“Have you ever gone to the cinema?”
“Of course,” she answered before she started laughing with the kids around her, which seemed to belie her answer.
“Have you been recently?”
“My last time was ten years ago,” she laughed. I like animated movies. I love that movie… how is it called?… Rambo! with Sylvester Stallon… I like him. You know, you look like him”.
This young woman is not a rarity in a country like Guatemala, where extreme poverty and inequality are widespread, some three-quarters of the population are poor and almost 58 percent have incomes below the poverty line.
Under these circumstances, and taking into account that 70 percent of the population is under thirty, going to the movies is an appealing idea for families, but a privilege that only few can afford.
The power of film
Film is the modern way of history. Through films we can relive our society’s historical milestones, or just take a break from the daily routine. Cinema offers viewers both a form of entertainment and a unique instrument to promote change, an opportunity to see the world through a different set of eyes.
The Cine en la Calle (Street Cinema) festival acknowledges the power of film, but also realizes that many people can’t afford to sit back in a theater for one or two hours. So it has revolutionized the idea of ‘going to the cinema’.
Behind ‘Cine en la Calle’
Asking people in slums to leave their homes and gather in the street at night, not to patrol the area –as they are used to – but to chat with neighbors and enjoy a movie, could have been a risky proposal, but three communities (Ciudad Peronia, Nebaj y Bethania) decided to try.

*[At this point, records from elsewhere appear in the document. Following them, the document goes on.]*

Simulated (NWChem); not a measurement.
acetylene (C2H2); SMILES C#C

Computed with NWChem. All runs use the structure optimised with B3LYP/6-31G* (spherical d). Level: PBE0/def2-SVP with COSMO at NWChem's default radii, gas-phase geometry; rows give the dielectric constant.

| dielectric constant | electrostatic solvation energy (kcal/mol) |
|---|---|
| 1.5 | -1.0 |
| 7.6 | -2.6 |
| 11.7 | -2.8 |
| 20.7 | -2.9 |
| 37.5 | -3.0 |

Cine en la Calle (Street Cinema) is an initiative that started two years ago with the idea that if you put people in front of a screen in a public square, such as bus terminals, football pitches and parks, this will allay their fear of going out at night in areas affected by violence, poverty and exclusion. The open air screenings are mainly of Latin America films and documentaries that can be used to reflect on existing problems and trigger debates.
The Street Cinema Festival 2014 (Festival de Cine en la Calle) kicked off the 14th of February with the screening of the documentary La Camioneta in Ciudad Peronia, followed by a Q&A with director Mark Kendall and producer Rafael Gonzales.
This three month-festival, organized by Collective Cine en la Calle, will be held in both rural and urban areas. Screenings on the first four weekends will be in Ciudad Peronia. Then they will move to Nebaj, located in El Quiché region, part of the so-called Ixil triangle, one of the regions that suffered the most from violence and hardship during Guatemala’s civil war. The closing ceremony will take place in Península Bethania, an urban slum just outside of Guatemala City.
For many years, Hivos has supported festivals and cultural spaces throughout Central America as a way to foster the exchange of ideas and make art and culture accessible to a wider audience. Hivos supports the Street Cinema project because of their initiative of promoting social debate on matters that are currently affecting society.
Cultural spaces are a unique instrument to encourage the appropriation of public squares, making them safe spaces (both physical and symbolic) filled with positive meaning for their local communities.